| 55. By the Way-side. |
§ 9. But this peculiar execution of Turner’s is entirely uncopiable; least of all to be copied in engraving. It is at once so dexterous and so keenly cunning, swiftest play of hand being applied with concentrated attention on every movement, that no care in facsimile will render it. The delay in the conclusion of this work has been partly caused by the failure of repeated attempts to express this execution. I see my way now to some partial result; but must get the writing done, and give undivided care to it before I attempt to produce costly plates. Meanwhile, the little cluster of foliage opposite, from the thicket which runs up the bank on the right-hand side of the drawing of Richmond, looking up the river, in the Yorkshire series, will give the reader some idea of the mingled definiteness and mystery of Turner’s work, as opposed to the mechanism of the Dutch on the one side, and the conventional severity of the Italians on the other. It should be compared with the published engraving in the Yorkshire series; for just as much increase, both in quantity and refinement, would be necessary in every portion of the picture, before any true conception could be given of the richness of Turner’s designs. A fragment of distant foliage I may give farther on; but, in order to judge rightly of either example, we must know one or two points in the structure of branches, requiring yet some irksome patience of inquiry, which I am compelled to ask the reader to grant me through another two chapters.
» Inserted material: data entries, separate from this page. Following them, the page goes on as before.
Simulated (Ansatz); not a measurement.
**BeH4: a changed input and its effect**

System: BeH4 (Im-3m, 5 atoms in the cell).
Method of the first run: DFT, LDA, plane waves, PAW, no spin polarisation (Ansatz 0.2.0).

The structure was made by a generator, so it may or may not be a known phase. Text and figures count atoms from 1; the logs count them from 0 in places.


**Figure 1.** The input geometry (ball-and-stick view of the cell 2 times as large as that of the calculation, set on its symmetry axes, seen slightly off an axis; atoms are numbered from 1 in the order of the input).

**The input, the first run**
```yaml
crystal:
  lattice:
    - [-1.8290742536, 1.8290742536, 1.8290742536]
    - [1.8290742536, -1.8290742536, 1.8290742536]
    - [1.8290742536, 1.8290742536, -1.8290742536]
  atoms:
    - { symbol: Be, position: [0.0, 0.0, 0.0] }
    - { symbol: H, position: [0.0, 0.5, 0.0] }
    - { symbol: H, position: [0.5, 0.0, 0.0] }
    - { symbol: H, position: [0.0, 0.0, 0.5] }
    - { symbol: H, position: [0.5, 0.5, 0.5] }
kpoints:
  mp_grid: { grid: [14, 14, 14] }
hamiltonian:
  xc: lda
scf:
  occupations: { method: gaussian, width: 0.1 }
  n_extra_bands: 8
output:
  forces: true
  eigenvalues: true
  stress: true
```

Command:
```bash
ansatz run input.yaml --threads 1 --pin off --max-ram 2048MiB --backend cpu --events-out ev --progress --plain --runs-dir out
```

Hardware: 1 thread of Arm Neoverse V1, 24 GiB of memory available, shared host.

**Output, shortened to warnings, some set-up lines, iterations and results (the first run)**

[1] I don’t know that this is rightly expressed; but the meaning will be understood.
CHAPTER VI.
THE BRANCH.
§ 1. We have hitherto spoken of each shoot as either straight or only warped by its spiral tendency; but no shoot of any length, except those of the sapling, ever can be straight; for, as the family of leaves which it bears are forced unanimously to take some given direction in search of food or light, the stalk necessarily obeys the same impulse, and bends itself so as to sustain them in their adopted position, with the greatest ease to itself and comfort for them.
In doing this, it has two main influences to comply or contend with: the first, the direct action of the leaves in drawing it this way or that, as they themselves seek particular situations; the second, the pressure of their absolute weight after they have taken their places, depressing each bough in a given degree; the leverage increasing as the leaf extends. To these principal forces may frequently be added that of some prevalent wind, which, on a majority of days in the year, bends the bough, leaves and all, for hours together, out of its normal position. Owing to these three forces, the shoot is nearly sure to be curved in at least two directions;[1] that is to say, not merely as the rim of a wine-glass is curved (so that, looking at it horizontally, the circle becomes a straight line), but as the edge of a lip or an eyebrow is curved, partly upward, partly forwards, so that in no possible perspective can it be seen as a straight line. Similarly, no perspective will usually bring a shoot of a free-growing tree to appear a straight line.